Skip to main content
Participating Frequently
May 30, 2017
Question

OCR not embedding fonts

  • May 30, 2017
  • 1 reply
  • 1118 views

The task: Scan a document, bring into Acrobat, run OCR, output as PDF, open and edit text in Illustrator.

No matter what I try, all I get is a bitmapped image. When looking at the Acrobat file, it shows the fonts used, but nothing is embedded and I cannot find a way to force Acrobat to embed the fonts.

This topic has been closed for replies.

1 reply

Dov Isaacs
Legend
May 30, 2017

The text from OCR is “hidden” and as such there is no good reason to embed the font. (The results of the OCR action are for search purposes, etc.) What is displayed is what was scanned such that you see the realistic view of your original document.

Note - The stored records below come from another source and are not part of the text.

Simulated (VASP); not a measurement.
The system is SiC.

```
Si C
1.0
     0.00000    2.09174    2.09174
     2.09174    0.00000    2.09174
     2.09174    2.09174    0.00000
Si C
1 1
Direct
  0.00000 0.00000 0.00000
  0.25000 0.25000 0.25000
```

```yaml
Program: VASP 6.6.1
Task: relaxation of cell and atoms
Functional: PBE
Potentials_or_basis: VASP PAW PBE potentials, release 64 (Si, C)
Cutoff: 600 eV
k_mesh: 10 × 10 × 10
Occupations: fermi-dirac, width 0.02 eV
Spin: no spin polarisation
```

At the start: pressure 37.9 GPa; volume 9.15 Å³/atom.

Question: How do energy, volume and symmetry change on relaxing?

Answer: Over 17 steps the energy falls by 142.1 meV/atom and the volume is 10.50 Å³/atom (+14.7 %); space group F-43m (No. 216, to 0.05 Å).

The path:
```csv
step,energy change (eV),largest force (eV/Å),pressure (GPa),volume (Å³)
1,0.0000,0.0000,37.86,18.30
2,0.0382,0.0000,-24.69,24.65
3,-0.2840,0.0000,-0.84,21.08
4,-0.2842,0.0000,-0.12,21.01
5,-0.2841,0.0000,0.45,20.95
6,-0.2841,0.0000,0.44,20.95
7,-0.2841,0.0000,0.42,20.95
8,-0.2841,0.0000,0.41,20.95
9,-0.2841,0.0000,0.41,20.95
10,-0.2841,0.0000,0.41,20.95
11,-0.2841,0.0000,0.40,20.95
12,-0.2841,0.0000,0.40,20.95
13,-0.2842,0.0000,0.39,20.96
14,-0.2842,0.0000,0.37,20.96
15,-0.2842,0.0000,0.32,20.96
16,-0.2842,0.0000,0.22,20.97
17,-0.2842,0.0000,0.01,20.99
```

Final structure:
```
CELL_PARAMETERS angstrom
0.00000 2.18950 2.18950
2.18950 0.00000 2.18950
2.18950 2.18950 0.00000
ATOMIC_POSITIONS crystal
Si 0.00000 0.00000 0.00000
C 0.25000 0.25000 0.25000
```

Conceivably, you could use Acrobat DC Preflight to force the fonts to be embedded, but such embedding of fonts for hidden text isn't going to buy you anything.

With regards to Illustrator, remember that Adobe Illustrator is not, repeat not, repeat yet again not a general purpose PDF file editor. Illustrator only supports a subset of the PDF imaging model and alas, that hidden OCR text is not supported for conversion purposes.

If you are simply trying to extract the OCR'ed text, try exporting the PDF to Microsoft Word.

          - Dov

- Dov Isaacs, former Adobe Principal Scientist (April 30, 1990 - May 30, 2021)